Supreme Court of Virginia
Sep 8, 1967
208 Va. 141 (Va. 1967)


41982 Record No. 6464.

September 8, 1967

Present, Eggleston, C.J., and Spratley, Buchanan, Snead, Carrico and Gordon, JJ.

(1) Divorce — Desertion — Justified Leaving.

(2) Divorce — Revival — Condonation.

(3) Divorce — Recrimination — Accusations Infidelity.

(4) Pleading and Practice — Admissibility Financial Statement.

1. Leaving not justified unless conduct would ground divorce. Brutal beating amounting to cruelty justified leaving.

2. New incident of beating revives right to complain of previous beating which had been condoned.

3. Jealousy and accusations did not amount to cruelty by wife where she had reason to suspect improper relations with other women.

4. Financial statement given to bank not privileged. Should be admitted and counsel permitted to ask disposition of assets shown to refute testimony of substantially smaller current net worth.

Appeal from a decree of the Circuit Court of Accomack County. Hon. Charles M. Lankford, Jr., judge presiding.

Reversed and remanded

Henry M. Schwan for appellant.

Daniel Hartnett; R. Norris Bloxom (C. Lester Drummond, on brief), for appellee.

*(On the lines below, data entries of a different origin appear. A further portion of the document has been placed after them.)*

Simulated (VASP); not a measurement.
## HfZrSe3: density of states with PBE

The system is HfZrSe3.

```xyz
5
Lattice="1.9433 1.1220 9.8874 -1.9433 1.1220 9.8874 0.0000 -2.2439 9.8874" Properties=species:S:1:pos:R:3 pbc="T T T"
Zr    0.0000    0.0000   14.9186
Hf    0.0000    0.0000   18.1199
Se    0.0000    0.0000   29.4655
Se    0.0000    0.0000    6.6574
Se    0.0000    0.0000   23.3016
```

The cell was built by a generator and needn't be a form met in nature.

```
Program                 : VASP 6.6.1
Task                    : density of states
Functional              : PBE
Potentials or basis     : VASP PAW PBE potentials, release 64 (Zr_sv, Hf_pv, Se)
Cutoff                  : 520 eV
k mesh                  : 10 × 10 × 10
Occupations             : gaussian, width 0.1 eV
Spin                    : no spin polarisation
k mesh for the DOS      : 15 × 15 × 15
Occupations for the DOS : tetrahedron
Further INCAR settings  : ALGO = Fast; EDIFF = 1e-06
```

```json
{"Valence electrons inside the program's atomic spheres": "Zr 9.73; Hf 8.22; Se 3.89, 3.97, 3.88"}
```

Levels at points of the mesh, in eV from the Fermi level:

Ruth Gort Wimbrow brought this suit against her husband asking for divorce from bed and board because of his cruelty and because of his constructive desertion on July 7, 1965. The husband, Vernon A. Wimbrow, filed a cross-bill asking for a divorce from bed and board because of her desertion on that day. After hearing the evidence in open court, the trial judge awarded the husband a divorce. The wife appeals.

The parties were married in 1939. Mr. Wimbrow said they "got along all right" until 1942, when Mrs. Wimbrow accused him on two occasions of improper relations with his brother's widow. After those incidents, the domestic situation grew progressively worse. Mr. Wimbrow said that thereafter he had "never loved . . . [his] wife", in fact "had no respect for her".

Mr. Wimbrow complains of Mrs. Wimbrow's jealousy and her accusations about his improper relations with other women. He admitted that "except when she would make these accusations [about other women], I have no complaint of her as a wife and mother. She kept the house properly, but she is insanely jealous, and it was always something. If I got blood on my handkerchief from blowing my nose, she would insist it was lipstick".

Mrs. Wimbrow's daughter by a previous marriage (Audrey Wiston) said that during her visit in the home from mid-June to July 4, 1965, Mr. Wimbrow rarely spoke to Mrs. Wimbrow, did not have meals with her, and habitually left home alone around 10:00 o'clock at night, returning around 5:00 the next morning. Mr. and Mrs. Wimbrow's daughter (Orchid Wimbrow) and Mrs. Wimbrow's granddaughter (Blossom Thompson) said that they had observed similar conduct when they were visiting in the home during the last several years before the separation. Mr. Wimbrow did not contradict the testimony of these witnesses about his conduct.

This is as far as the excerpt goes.